Well, our 2009 IDC Tech Marketing Barometer results are in; and if you missed the Telebriefing two weeks ago, here are some of the highlights:
- 0.5% Growth for Global IT Spending in 2009, while Average Tech Marketing Investment Drops 10%.
- Larger companies (>$1B in revenue) will take the greatest hit in marketing budget as they wrestle with significant revenue drops in key parts of their portfolios and continue to improve efficiency.
- Growth areas still exist within: enterprise social media, security management, mobile data, SaaS, Internet advertising, business analytics and IT outsourcing & BPO to name a few. (source: John Gantz’s presentation at IDC’s recent Directions event)

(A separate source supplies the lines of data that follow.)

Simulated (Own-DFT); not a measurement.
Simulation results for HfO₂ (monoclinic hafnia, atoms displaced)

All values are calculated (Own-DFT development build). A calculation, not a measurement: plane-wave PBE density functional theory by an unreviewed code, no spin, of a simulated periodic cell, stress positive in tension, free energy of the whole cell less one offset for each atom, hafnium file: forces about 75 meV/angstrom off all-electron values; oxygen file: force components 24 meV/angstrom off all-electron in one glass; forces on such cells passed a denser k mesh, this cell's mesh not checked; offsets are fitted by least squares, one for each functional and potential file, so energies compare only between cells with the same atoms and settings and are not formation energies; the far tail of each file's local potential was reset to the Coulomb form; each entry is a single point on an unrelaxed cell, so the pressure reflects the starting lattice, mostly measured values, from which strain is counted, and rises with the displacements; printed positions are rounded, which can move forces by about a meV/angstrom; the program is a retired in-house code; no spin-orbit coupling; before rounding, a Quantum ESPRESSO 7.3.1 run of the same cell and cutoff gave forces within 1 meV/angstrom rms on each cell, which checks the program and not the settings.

- The pendulum of investment swings to demand generation, with sales enablement closely coupled to this priority. (awareness building takes a “back seat”, yet remains a key part of healthier companies’ portfolios)
- We’ve been all talk as an industry with regards to full-scale shifts of our investment to digital marketing over the past couple of years. The economic downturn will catalyze this shift in 2009 with almost 70% of marketers indicating an increase in investment in digital marketing while 60% and 72% of marketers will decrease advertising and events spend respectively. (refer to the past couple of posts in this blog for additional details about digital marketing shifts)
- Sales enablement will become a high priority for getting internal and external sales teams (and partners) the most relevant content at the right time and in the right place to assist in moving specific opportunities forward. Endless pages of collateral and white papers will be replaced by more relevant content that is better leveraged across the organization. (check out the previous blog post, “Content Squared”)
- Here we go again as marketers shift their organizational structures. Some organizations will entirely abandon their relatively cohesive marketing structure to shift to an entirely decentralized organization in an effort to simply survive; while the better positioned organizations will “weather the storm” with a more centralized marketing function and/or leveraging marketing shared services to improve efficiency and effectiveness in execution.
- Marketing operations and sales operations teams will continue to work together, increasing focus on the lead management process and associated nurturing and lead qualification strategies.
- Marketing automation will experience a turning-point in 2009 as adoption significantly increases in the technology sector. Drivers include the significant improvements in the transactional CRM system vendors as well as the increased availability and cost effectiveness of SaaS offerings from planning to event-triggered marketing to performance measurement.
- A few questions to ask yourself: Do I have a marketing operations team in place to deploy and govern marketing automation?; Are we ensuring that process drives the technology versus the other way around? How do we ensure consistent adoption and use of these applications across functions, business units and regions on a regular basis?; Have we partnered with finance, sales and other teams as part of this strategy?; and Do we have a marketing automation road map?
These are just a few highlights of the recent study as well as food for thought as you progress through your 2009 plan. As technology marketers, I continue to believe that we are better prepared than ever to respond to the challenges posed in this difficult environment. This will not only facilitate our survival in 2009, but will enable us to rebound quicker than from prior downturns.